Architect, pilot, developer, sailor, artist and conversationalist, Sanders Ackerberg's vocation and avocations were all connected by an insatiable curiosity and deep appreciation for beauty.
"He loved the culture of all things beautiful, and he found beauty in a lot of different things," said his daughter, Shelley Patton, of San Diego. "From my perspective looking backward, that's a common theme that takes you to a lot of different places."
The former owner of Ackerberg and Associates, Architects, died Thursday. He was 86.
Funeral services were held Sunday at Temple Israel in Minneapolis.
Ackerberg lived all his life in Minneapolis, except for the last 13 years, spent in Plymouth.
As a child, he loved to free-hand copy the covers from the Saturday Evening Post and the daily funnies, Patton said. He also was a self-taught pianist.

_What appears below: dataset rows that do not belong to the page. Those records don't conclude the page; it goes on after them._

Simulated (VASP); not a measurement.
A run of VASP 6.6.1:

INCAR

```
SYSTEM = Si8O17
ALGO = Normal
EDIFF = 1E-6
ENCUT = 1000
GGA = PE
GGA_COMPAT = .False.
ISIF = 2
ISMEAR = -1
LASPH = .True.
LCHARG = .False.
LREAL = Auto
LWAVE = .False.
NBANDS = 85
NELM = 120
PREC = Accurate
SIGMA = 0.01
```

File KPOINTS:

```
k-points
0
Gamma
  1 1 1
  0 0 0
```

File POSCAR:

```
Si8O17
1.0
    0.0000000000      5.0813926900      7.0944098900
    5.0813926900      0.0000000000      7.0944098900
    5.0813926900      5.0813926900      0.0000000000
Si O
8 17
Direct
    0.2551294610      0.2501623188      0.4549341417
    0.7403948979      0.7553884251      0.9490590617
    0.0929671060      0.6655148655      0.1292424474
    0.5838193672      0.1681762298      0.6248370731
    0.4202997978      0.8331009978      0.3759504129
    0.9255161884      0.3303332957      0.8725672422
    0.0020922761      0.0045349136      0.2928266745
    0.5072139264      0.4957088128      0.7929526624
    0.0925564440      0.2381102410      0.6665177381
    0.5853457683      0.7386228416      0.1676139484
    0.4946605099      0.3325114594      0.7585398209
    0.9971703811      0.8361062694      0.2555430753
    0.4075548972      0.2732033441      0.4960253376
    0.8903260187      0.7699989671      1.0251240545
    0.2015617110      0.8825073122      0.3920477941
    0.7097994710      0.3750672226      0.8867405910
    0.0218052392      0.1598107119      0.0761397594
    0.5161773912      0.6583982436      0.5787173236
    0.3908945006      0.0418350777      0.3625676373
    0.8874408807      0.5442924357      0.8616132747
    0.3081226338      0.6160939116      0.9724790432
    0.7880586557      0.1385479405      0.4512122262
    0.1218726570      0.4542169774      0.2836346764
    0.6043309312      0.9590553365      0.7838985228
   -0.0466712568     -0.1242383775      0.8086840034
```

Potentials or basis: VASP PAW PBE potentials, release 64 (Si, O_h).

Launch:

As a young man, he enlisted in the U.S. Army and flew a B-24 bomber in the South Pacific. Patton said he painted the side of his plane with a flexed-muscle pinup girl.
Back in the United States, he earned a degree in architecture from the University of Minnesota, then took a job with the Minneapolis firm Liebenberg and Kaplan. In 1955, he and colleague James Cooperman struck out to form Ackerberg and Cooperman, Architects.